Imagining the Unimaginable: A War between China and the USA

US aircraft carrier
US aircraft carrier

If the United States of America is a superpower, China is a major revisionist power rising economically and militarily.  The rise of China is motivated by what it sees as US Hegemony and is challenging that US Hegemony. The two powers have never been on friendly terms and both have diametrically opposite political and economic systems. Yet, they have never fought each other. What if a war breaks out between these two powers?

US President Donald Trump has made friendly overtures towards China – such as the overtures of his administration re-affirming the “one China policy”.  China reciprocated the Trump’s Administration overtures by suspending for a year China’s export of coal to North Korea as a punishment for continuing its nuclear weapons testing, which angered the US administration and brought North Korea condemnation from the international community.

Despite the gestures of goodwill from the Trump Administration, China is unsure of Trump’s predictability, and in its own national security interest is taking steps to ensure its safety.  China has ramped up its naval abilities and has at least one nuclear-powered aircraft carrier under construction with more planned.  China seeks to check US dominance on the high seas and to increase its power projection capability across the world.

China’s navy has been playing a more assertive role in the past few months, with its first aircraft carrier sailing around Taiwan and new Chinese warships appearing in far off places.

It is worthwhile to mention that President Trump has promised a US shipbuilding spree, and this is unnerving Beijing.  Beijing believes that with President Trump’s unpredictability approach on friction points such as Taiwan and the South and East China Seas, it needs to be prepared to fight, and win any engagement in Chinese waters.  Because of this uncertainty as to the intentions of the United States under Trump, China is making efforts to decrease the gap with the US Navy.

Trump has expressed a wish to increase the number of the U.S. Navy ships to 350 from the present 290 as part of “one of the greatest military buildups in American history”. Aides said the step was aimed at countering China’s rise as a military power.

Meanwhile, Chinese warships have also been seen at ports in Pakistan, Bangladesh, and Myanmar. The development has made rival India nervous. “It’s power projection,” said a Beijing-based Western diplomat, of China’s navy.

If the war between the United States and China comes to pass, it may continue for a long time. To prevent the war, great diplomatic skills and political acumen will be needed. Diplomats and policymakers will have to remain alert and sensible to prevent that catastrophe.
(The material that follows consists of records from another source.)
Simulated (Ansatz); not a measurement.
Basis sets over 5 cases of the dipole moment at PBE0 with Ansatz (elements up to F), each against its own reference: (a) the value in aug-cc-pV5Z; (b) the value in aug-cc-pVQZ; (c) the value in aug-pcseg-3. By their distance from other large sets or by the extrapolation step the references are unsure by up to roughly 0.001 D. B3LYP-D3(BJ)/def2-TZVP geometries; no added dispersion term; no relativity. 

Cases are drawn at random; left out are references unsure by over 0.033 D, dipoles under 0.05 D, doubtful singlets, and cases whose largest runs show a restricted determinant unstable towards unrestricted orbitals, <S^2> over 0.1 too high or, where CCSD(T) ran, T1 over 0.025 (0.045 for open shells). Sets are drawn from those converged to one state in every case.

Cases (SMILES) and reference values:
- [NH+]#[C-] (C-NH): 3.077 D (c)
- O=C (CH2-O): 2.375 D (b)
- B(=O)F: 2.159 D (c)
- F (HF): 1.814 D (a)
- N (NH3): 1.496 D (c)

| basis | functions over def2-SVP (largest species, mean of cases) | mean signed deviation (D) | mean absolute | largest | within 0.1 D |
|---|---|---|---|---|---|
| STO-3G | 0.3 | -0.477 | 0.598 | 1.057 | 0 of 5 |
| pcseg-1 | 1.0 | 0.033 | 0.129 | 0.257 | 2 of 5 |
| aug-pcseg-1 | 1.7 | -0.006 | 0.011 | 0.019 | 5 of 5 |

The war between the two powers would change the geopolitics of East Asia. The immediate triggers can include disputes over Taiwan or North Korea, independence for Taiwan and North Korea’s confrontation with South Korea, a key US ally.

Moreover, there are other disputes in the East and South China Seas, as well as a possibility of a conflict with India along the Tibetan border.

An increase in China’s capabilities, its discomfort because of the US-led regional security system and its alliances with several regional states- all these things threaten China-US military clash.

Then in case of war, both the power blocks will also impose sanctions on each other and on their respective allies. That will harm not only the economy of these two countries but also will harm the trade and industries in the entire world.

Disputes in the East China Sea and the South China Sea could trigger a full-scale war. In that case, the US may get the support of Japan, Australia and the other regional states which are stakeholders in the sea disputes and are not comfortable with China’s rise.

For China, the best course will be to win over the US allies in the region so that a great amount of support to the US is blocked. To do so, Chinese policymakers and diplomats will have to ensure that these US allies still are neutral. That looks unlikely. However, a compromise on the sea disputes and Chinese assurance that the allies will not be harmed in future may tilt the scale in favor of China.

Speaking of the aims, the two countries would like to achieve through the military confrontation, it will be interesting to know who achieves what. China would aim at handing a crushing defeat to the US so that it’s hegemony comes to an end. It would also aim at weakening its defense, economy, and scope of future intervention.

The US would aim at containing China’s regional expansion. The US would also like to defeat and weaken China’s army so that it no longer remains a major challenge to it and its regional allies.

Above all, the China-US war would prove a catastrophe, more devastating than the Black Death (which had killed about 50 million people) and the two world wars. Let us hope that good sense prevails, and these two powerful countries see an improvement in their ties. If that happens, the world will free itself of several problems, issues, and challenges.